Wat Phra Kaew, better known as the Temple of the Emerald Buddha (Wat Phra Si Ratana Satsadaram), is located within a separate complex in the compound of the Grand Palace that was consecrated in 1982.
The 945,000 square meter ground encompass over 100 buildings that represent more than 200 years of royal history and architectural experimentation. Most of the architecture, royal or sacred, can be classified Ratanakosin or old Bangkok style, with minor variations such as the Emerald Buddha for which Wat Phra Keaw is named.
Supposedly this is Thailand’s holiest shrine and visitors from all over the world come here to see the impressive statue of the Emerald Buddha and the compounds beautiful and breathtaking architectures.
Attractions – what to see
Wat Phra Kaew’s main attraction is the statue of the Emerald Buddha which lies within the Grand Palace, displayed in a huge bot built expressly to house the diminutive figure. The statue is placed on top of a huge golden altar right in the center of the temple, measuring just 66cm, dark and made of green jasper.
It is interesting to note the seasonal change of the statue’s dress. Like many other Buddha statues in Thailand, the Emerald Buddha is covered in a seasonal costume – one to be worn in the hot season and one for the rainy season.

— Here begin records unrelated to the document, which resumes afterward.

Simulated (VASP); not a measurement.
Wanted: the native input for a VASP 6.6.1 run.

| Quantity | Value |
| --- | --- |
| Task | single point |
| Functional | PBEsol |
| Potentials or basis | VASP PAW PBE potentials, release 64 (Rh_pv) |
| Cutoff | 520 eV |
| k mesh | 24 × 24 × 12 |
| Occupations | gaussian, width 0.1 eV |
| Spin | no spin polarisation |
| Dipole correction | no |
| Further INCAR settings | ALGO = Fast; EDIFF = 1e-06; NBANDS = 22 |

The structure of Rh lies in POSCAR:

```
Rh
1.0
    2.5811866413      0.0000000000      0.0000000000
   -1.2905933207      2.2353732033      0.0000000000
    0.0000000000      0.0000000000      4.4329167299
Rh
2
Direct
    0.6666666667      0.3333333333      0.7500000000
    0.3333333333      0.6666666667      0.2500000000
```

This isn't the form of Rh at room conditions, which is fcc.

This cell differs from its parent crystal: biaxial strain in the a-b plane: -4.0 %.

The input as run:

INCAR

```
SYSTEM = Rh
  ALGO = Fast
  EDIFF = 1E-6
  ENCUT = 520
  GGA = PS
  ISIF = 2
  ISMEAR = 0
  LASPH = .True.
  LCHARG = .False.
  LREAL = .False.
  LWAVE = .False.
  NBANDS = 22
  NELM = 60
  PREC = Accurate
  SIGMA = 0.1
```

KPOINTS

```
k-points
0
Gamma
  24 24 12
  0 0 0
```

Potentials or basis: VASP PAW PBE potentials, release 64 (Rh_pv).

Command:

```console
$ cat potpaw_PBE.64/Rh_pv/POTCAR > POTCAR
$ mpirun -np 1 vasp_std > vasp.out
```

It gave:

It was King Rama I, when he moved to new Thai capital in Bangkok, who had these two royal robes made for it. Later, King Rama III added another seasonal robe to be worn in the cool season. These three robes are still solemnly changed at the beginning of each season by the king himself.
It is told that there are miracles associated with the Emerald Buddha, which makes it a more holy place enhancing the reputation of Wat Phra Kaew. The temple is visited by thousands of Buddhists who pay their respects in front of the image of Buddha here, considered so holy.
What Phra Keaw is also a visual treat for visitors interested in Thai tradition and architecture. Some of the finest examples of Buddhist sculpture, painting, architecture and decoration can be discovered here. The portico surrounding the shrine shows finest art of work of Thai craftsmanship.
The walls inside the compound have decorated ornate murals which have pictorial depictions of the Ramakien, the Thai national epic. To the north of the library, within the palace grounds, is a model of Angkor Wat, which is supposed to be the most sacred of Cambodian shrines in Thailand.
For those who want to learn more and get a deeper insight into the temple’s Emerald Buddha and the temple itself have the opportunity to take a guided tour for a better understanding of ancient Buddhist culture and history. Tickets can be purchased directly at the entrance.
History of Wat Phra Kaew
It is believed that the statue of the Emerald Buddha within this shrine had its origins from Sri Lanka. Art historians though are of the belief that the statue was a product of the 14th-century Thai architecture.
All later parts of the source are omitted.